Britain's Tory government welcomed him as a literary asset in the struggle against republican France. He opened a bookshop in London and in 1802 began his famous Weekly Political Register. Gradually moving toward radicalism, he criticized the government's conduct of the long Napoleonic War. He was especially concerned about the war's economic
repercussions on the home front. Because of his criticism of the government's handling of an army mutiny, in 1810 Cobbett was convicted of sedition and imprisoned for 2 years. Upon his release in 1812, he emerged as the great popular spokesman for the working classes. In his new, cheaper Register, he championed parliamentary reform and attacked the government for the high taxation and widespread unemployment of the postwar period.

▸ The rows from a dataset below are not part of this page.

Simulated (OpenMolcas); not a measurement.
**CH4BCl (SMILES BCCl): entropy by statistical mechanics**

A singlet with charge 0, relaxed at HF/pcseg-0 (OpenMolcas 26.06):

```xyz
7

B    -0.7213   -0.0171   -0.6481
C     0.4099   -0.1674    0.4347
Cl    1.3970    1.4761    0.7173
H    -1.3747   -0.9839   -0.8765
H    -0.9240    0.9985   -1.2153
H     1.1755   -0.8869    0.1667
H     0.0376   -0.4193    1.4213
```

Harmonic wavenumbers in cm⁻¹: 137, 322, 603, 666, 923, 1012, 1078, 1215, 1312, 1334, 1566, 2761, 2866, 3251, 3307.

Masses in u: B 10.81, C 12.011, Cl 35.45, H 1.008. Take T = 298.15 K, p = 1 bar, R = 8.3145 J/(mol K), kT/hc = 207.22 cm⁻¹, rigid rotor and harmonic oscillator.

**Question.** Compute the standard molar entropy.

Cobbett's newfound radicalism alarmed the government, and he went to America in 1817. On his return to England in 1819 Cobbett discovered a new enemy of the people—industrialism—and he repeatedly attacked this development in his famous Rural Rides. These essays, which praise old agricultural England, were first published in the Register and in book form in 1830.
Although his grand projects, the Parliamentary Debates and the Parliamentary History of England, were taken over by others while he was in prison, Cobbett never lost his interest in politics. He ran for Parliament unsuccessfully twice but was elected in 1832 from Oldham, following the acceptance of the Great Reform Bill. The parliamentary reform implemented by the bill fell far short of the demands of Cobbett and the Radicals, since the working class was still denied the vote. He opposed much of the legislation of the new Whig government in the reformed Parliament, especially the New Poor Law of 1834. He died on his farm near Guilford on June 18, 1835.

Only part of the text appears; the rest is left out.